Insight - The Importance of Market Segmentation with Steve Hyde
VIDEO: 3:37 mins
AUTHOR: Steve Hyde, Push
We love this video short from Steve Hyde at Push who shares his insight into why market segmentation is so important.
DO I LOOK LIKE SOMEONE THAT’S ABOUT TO GO INTO A RETIREMENT HOME?
I was recently sent a brochure for a retirement home in the post; now I know I’ve got a polo neck on, and some of you might think I’m ready for shipping off to play croquet on the lawn.
But I’d like to think I’m probably not that person just yet. It can certainly wait a few years. When you think about that kind of old approach to direct marketing or direct mail, then think of the alternative options that you’ve got.
Just imagine how much Google, Facebook, Instagram, and Amazon know about me.
Google knows the searches that I make. It can tell, for example, it can tell that I’ve got young kids at school. It can tell what type of purchases I’m looking to make.
Instagram, Facebook, that group would know for example, that my likes are around things like snowboarding, football and triathlons. Amazon can see directly what I’ve been purchasing and can look at the stuff that I’m buying for myself and for my kids. They can make all sorts of inferences.
That type of knowledge is around and it’s been around for a long time now in digital, and it’s still surprising to see so many businesses that take that very blunt approach.
What we’re really talking about here is marketing segmentation. As a concept, you know, it’s been around for a long while.

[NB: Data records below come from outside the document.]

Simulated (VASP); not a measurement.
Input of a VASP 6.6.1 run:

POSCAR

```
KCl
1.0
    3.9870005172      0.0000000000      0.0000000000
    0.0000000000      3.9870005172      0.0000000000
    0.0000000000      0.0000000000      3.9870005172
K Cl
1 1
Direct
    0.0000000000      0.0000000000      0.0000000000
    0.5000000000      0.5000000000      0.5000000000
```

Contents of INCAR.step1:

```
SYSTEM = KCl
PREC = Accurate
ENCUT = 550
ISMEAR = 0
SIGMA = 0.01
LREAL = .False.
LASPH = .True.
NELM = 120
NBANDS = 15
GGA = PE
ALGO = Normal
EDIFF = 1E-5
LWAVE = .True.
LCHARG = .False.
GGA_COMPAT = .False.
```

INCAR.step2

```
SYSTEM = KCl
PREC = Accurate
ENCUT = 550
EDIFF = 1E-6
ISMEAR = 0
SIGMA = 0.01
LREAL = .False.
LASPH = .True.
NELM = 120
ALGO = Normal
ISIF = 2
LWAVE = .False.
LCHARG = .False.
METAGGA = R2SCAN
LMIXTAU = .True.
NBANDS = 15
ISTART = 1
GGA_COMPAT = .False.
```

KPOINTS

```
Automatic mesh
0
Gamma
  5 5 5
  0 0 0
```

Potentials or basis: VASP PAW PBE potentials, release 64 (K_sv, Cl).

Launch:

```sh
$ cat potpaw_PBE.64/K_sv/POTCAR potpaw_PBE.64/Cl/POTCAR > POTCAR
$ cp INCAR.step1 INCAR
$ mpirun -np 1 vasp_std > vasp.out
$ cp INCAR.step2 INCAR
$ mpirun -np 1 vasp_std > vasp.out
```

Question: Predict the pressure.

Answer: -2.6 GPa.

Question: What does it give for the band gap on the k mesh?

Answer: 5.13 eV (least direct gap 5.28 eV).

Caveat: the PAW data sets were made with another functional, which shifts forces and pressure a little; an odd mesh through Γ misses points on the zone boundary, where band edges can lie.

I remember studying it back in the eighties; a book by Philip Kotler (Marketing Management), which was considered to be a bit of a bible of marketing. In it, he talks about segmentation, he talks even then about the cruder forms of segmentation being geographic and demographic.
In the direct mail example I mentioned earlier, it’s thinking, this guy’s of a certain age, he lives in a certain postcode. Therefore we’ll send in some direct mail around our particular retirement home.
What Kotler recommends is to really understand what he calls behavioristic or psychographic segmentation variables, but it’s basically a smart way of looking at how people actually behave. An example he gives in the book back from the 1970s is how, when Ford first introduced the Mustang, they got their marketing campaign kind of wrong.
They found that whilst the marketing media and messages were aimed at young people, it was older people that ended up buying the Mustang.
What they concluded was their targeting shouldn’t be chronologically young, but it should be psychologically young.
I certainly include myself in that bracket, as an avid fifties snowboarder, I’m still psychologically young.
I’m sure all of us still get a similar kind of direct mail approach still, and it’s frustrating. But it’s an old approach and I’m still surprised by people using it.